BBC boss slams Ofcom proposals

The BBC Trust’s chairman Sir Michael Lyons is a diplomatic sort, and uses polite language, but at a Broadcasting Press Guild lunch in London on Oct 15 he firmly told Ofcom to get back into its box over suggestions that the BBC should somehow or other gift ownership of BBC Worldwide to Channel 4. “Put aside for a moment whether this [suggestion] is actually legal,” he said, “in what way might this make business sense for BBC Worldwide or Channel 4?”

Sir Michael hinted that the BBC Trust had already taken legal advice on regulator Ofcom’s proposals. “BBC Worldwide primarily exists to exploit the secondary rights of BBC public service programming, not Channel 4. And besides,” he said pointedly, “BBC Worldwide belongs to licence fee payers, and not the government either.” He questioned what the thinking might have been behind Ofcom’s “extraordinary” proposals.
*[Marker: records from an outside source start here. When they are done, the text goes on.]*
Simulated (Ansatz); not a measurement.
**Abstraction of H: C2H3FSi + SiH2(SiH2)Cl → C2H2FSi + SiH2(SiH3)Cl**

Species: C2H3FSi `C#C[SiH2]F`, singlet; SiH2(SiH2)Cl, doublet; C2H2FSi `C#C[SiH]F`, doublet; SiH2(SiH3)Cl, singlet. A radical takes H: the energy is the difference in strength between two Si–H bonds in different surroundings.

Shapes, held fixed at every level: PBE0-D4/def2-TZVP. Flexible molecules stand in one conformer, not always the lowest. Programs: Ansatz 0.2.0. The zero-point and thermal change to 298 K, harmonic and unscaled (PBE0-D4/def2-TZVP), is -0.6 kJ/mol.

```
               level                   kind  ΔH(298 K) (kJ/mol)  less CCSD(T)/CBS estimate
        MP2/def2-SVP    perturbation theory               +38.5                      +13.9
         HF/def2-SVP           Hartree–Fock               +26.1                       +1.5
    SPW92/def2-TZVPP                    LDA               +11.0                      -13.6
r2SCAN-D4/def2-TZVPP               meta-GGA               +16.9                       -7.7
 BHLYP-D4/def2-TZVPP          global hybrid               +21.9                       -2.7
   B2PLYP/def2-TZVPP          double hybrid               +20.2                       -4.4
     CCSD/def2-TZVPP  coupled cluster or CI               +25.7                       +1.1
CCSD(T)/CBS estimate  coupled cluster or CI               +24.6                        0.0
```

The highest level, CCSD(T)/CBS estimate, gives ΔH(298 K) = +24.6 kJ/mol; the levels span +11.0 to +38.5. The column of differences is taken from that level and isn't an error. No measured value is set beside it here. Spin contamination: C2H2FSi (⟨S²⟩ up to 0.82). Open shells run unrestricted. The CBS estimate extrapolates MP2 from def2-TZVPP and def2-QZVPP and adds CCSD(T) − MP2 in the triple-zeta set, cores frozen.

Ofcom is trying to seek a Public Service Broadcasting formula for the UK that would somehow direct around £100m of public cash towards financially stretched Channel 4, also publicly owned.

Sir Michael, in a courteous but extremely robust speech, said he felt the argument of this “top slicing” of the BBC’s licence fee income in favour of other broadcasters “had receded dramatically”. He praised Ofcom’s “brave attempt” to come up with possible solutions, but argued that “hasty moves to dismantle structures which have taken decades to mature in return for a quick financial gain might look tempting at first glance, but they have a habit of coming back with a bite.”

He bluntly said that Channel 4 needed to rein in its ambitions if the cash wasn’t available, and engage in constructive discussions with the BBC over such partnerships that could benefit both broadcasters, and that C4 should reduce its multi-channel ambitions.